CONTEMPORARY CONDUCTORS : MARIN ALSOP

Leonard Bernstein and one of his protege’s Marin Alsop. pic Walter Scott

I realise I’ll be accused of name-dropping but Marin Alsop and I share a common bond – we are both avid fans of Leonard Bernstein.  Alas, our similarities end there because I have admired Bernstein from a distance whereas Alsop is leagues ahead of me, having met the man and subsequently having him as a mentor.

Alsop met Bernstein at the Tanglewood Music Festival, the annual get-together for promising American musicians sponsored by the Boston Symphony Orchestra.  It was, of course, where Bernstein’s own talent first exploded onto the world as a conductor and, eventually, as a major musical tour-de-force.  He in turn had been mentored by another musical great, the BSO’s Serge Alexander Koussevitzky – a Russian born composer and conductor (and double-bassist to give him his original metier) who ruled the Boston musical scene as music director from 1924 to 1949.

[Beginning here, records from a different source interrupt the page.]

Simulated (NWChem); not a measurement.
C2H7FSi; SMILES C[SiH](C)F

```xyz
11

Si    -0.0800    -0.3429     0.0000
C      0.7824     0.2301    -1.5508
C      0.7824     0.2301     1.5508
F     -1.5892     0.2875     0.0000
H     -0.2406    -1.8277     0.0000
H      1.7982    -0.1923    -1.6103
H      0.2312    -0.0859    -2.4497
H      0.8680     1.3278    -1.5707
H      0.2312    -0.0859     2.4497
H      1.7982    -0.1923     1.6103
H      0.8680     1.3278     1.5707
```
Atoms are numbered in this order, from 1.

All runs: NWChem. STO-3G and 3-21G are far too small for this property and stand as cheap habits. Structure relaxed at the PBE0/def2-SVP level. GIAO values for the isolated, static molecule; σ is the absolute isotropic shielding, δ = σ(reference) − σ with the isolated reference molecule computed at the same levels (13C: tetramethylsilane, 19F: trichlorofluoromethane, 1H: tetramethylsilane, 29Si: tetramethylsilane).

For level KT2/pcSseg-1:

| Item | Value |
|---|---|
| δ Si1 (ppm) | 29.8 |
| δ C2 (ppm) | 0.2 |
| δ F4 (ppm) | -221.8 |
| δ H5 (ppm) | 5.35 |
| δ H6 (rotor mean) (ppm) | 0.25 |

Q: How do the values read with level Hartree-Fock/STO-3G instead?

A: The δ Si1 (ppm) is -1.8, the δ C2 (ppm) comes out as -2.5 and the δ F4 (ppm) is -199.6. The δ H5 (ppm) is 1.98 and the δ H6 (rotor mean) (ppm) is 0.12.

“You’re never quite sure,” Alsop admitted once, “with someone of that stature [Bernstein]  about where you stand, but I always felt he had this belief in me.”  Bernstein mentored Alsop until his death in 1990 and Alsop’s career as a conductor has developed along the lines Bernstein envisioned for her.

Alsop was 9 when Bernstein first became an obsession. It began when she decorated her room with posters of The Beatles and “a bigger poster of Bernstein”.  Her parents, who were professional musicians themselves, gave her a box of conductor batons when they discovered one of her tutors had informed her that women did not become conductors.  Subsequently Alsop gathered some friends and together they made music purely so Alsop could practice her ‘skills’.  In 1977 her talents were honed at the Julliard School of Music, graduating in 1978 with a master’s degree in violin performance.  From there she formed her own string ensemble before plying her trade with orchestras in California and Oregon.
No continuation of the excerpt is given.